Anti-Semitism on Campus II

, Diane R. Macedo, Leave a comment

There is another school of thought that believes that neither the toleration by academia nor the lack of University statements is the problem. The real problem is the double standard to which these schools adhere. This point is illustrated in the [Tolerating Intolerance]video by Tammi Rossman-Benjamin of [the University of California at] UC Santa Cruz as she recounts what happened when the university’s Women’s Studies Department sponsored Heidi Epstein to speak. Epstein, a Holocaust survivor, went to Palestine as a member of the International Solidarity Movement, which, according to its website, is a “Palestinian-led movement committed to resisting the Israeli occupation of Palestinian land…” Epstein frequently compares Israel to a Nazi state.

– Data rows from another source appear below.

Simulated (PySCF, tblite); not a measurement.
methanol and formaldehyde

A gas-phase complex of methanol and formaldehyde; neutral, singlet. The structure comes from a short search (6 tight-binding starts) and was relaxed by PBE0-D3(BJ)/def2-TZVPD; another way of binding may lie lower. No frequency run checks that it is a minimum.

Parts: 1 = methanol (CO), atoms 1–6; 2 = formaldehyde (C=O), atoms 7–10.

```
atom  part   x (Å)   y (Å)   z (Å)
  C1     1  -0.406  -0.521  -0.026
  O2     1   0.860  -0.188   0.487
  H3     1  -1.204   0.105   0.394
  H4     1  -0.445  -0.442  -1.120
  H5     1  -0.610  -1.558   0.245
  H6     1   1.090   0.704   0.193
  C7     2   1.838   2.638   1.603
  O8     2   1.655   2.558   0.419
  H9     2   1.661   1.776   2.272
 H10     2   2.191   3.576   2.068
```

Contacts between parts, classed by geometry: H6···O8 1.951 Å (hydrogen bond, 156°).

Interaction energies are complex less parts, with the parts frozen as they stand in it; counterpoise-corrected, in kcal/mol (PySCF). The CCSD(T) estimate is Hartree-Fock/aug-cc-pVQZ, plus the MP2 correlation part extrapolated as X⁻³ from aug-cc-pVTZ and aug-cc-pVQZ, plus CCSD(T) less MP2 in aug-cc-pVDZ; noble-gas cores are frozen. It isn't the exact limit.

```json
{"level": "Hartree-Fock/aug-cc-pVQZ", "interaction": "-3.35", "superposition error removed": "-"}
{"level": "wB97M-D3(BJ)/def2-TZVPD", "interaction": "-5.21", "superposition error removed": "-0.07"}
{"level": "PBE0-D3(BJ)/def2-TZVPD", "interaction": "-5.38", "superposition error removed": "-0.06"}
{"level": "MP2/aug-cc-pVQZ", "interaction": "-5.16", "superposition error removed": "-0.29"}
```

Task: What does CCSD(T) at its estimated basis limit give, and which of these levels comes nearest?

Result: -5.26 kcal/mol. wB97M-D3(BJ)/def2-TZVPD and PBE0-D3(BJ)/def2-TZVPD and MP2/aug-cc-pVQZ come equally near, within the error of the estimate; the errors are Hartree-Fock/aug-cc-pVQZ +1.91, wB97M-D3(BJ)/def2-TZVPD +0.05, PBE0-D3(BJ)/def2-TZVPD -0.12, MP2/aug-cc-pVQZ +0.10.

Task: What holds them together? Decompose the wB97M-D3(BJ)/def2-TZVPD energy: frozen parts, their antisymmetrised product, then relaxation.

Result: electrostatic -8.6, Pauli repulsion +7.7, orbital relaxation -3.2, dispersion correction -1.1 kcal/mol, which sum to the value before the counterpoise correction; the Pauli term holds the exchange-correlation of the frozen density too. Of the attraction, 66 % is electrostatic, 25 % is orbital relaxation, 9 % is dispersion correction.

The problem for Rossman-Benjamin however, is not that Epstein was invited to speak at the university but what took place afterwards:

Two weeks later a faculty group that I am affiliated with brought a journalist, an Arab journalist named Nonie Darwish, a woman who was speaking about the Arab-Israeli conflict from a woman’s perspective, a perspective which, it seemed to us, would actually bring much interest to a women’s studies department…

Darwish, raised in the Gaza Strip, lost her father, an anti-Israeli terrorist, when he was killed in the jihad against Israel. While her father became a martyr and hero in the eyes of the Jihadists, Nonie blamed the jihad and anti-Semitism for her father’s death. She has since become a well-known scholar who speaks about the Arab-Israeli conflict and opposes the culture of jihad and terrorism in the Middle East. With this in mind, Tammi Rossman-Benjamin thought that a speech by Darwish would be a perfect complement to the Epstein lecture. As Rossman-Benjamin explains, however:

We asked the Women’s Studies Department if, in the name of balance and academic fairness, and to bring a different perspective to what should be the free market of ideas…if they would agree to co-sponsor Nonie Darwish and they refused.”

It’s not merely the lack of balance in the types of on-campus speakers that irritates Tammi Rossman-Benjamin, however. The treatment of the few pro-Israeli lecturers that actually are invited to speak at UC Santa Cruz is another part of this double standard. She states as an example:

In March of 2005 our faculty group brought Itamar Marcus who’s the director of Palestinian Media Watch to our campus. It’s an organization that monitors all of the Palestinian media:
the television, the radio, the newspapers, the textbooks, to see the perspective within the Palestinian society that they put forth about Israel. When we put up flyers to advertise our talk the flyers were defaced with hate-speech and they were pulled down. Students even witnessed one professor, a woman who is a professor of the Community Studies Department and also a steering committee member of Center for Justice, Tolerance and Community, pull down one of our flyers…so everybody else has free speech…but when we try to bring a balancing perspective our free speech is neither supported nor respected nor tolerated.

So it seems that Tolerating Intolerance: Hate Speech on Campus, did its job of convincing the New York audience [at the documentary’s New York City screening] that anti-Israeli hate speech on college campuses is in fact a problem. By illustrating the various perspectives on what makes the speech on campus problematic, however, the video made it difficult to understand which message Stand With Us is trying to convey. Is hate speech not free speech? Should laws cease to protect speech that, as the video states, prevents students from feeling “comfortable” (a word disliked by the audience), on campus or as is stated by Vice Chancellor of UC Irvine, Manuel Gomez, is “more speech the anti-dote to free speech?” Should we be concerned not with stifling hate speech, but with allowing more pro-Israeli speakers to bring balance to the discussion?

With the September 19th audience’s constructive criticism in mind, the members of Stand With Us will re-enter the editing room hoping to emerge with a final product that will better answer all of these questions and more efficiently aid in improving the Jewish image on today’s college campuses.

Diane R. Macedo is a freelance writer in New York City.